Storing an evaluation dataset in PhariaStudio
Prerequisites
Follow the instructions in Creating examples for an evaluation dataset to create a list of examples before creating and storing an evaluation dataset.
Add required dependencies
from pharia_studio_sdk.connectors import StudioClient
from pharia_studio_sdk.evaluation import (
Example,
StudioDatasetRepository
)
Submit the dataset using code
We initialise the PhariaStudio client linking to an existing project:
studio_client = StudioClient("Test Evaluation")
When the client is initialised and pointing to a project, you can submit the dataset:
studio_dataset_repo = StudioDatasetRepository(studio_client=studio_client)

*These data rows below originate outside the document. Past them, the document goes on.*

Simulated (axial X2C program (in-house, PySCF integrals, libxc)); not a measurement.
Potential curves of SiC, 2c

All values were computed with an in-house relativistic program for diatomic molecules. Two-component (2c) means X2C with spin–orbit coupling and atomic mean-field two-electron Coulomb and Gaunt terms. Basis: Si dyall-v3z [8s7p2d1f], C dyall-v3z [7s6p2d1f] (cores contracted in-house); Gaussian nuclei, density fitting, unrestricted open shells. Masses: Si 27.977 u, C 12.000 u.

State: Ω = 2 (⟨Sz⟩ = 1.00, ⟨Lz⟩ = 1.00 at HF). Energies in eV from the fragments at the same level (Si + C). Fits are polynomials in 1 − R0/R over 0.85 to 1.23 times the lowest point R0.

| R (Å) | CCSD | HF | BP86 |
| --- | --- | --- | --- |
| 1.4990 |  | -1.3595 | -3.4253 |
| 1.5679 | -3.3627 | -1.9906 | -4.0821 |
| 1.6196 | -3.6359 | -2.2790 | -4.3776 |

studio_dataset = studio_dataset_repo.create_dataset(
examples=examples,
dataset_name="Jokes",
metadata={"description": "This is an extensive list of jokes"},
)
View the dataset in PhariaStudio
After you submit the dataset, you can view it in the Dataset section of PhariaStudio:
The dataset ID is needed to create a benchmark object. To copy the ID, click on the kebab menu icon and select Copy ID:
Click on a line in the Datasets table to display the content of that dataset:
Upload the dataset using the PhariaStudio portal
| The dataset file must be in the JSON lines format and each example must contain a unique ID. |
You can upload a new dataset in the PhariaStudio portal, as follows:
-
In the Evaluate menu in the sidebar, select Datasets.
If the current project does not have any datasets, PhariaStudio displays a code snippet to enable the creation of a dataset using code. -
Click Upload Dataset.
-
Upload a dataset file, or drag and drop one into the popup.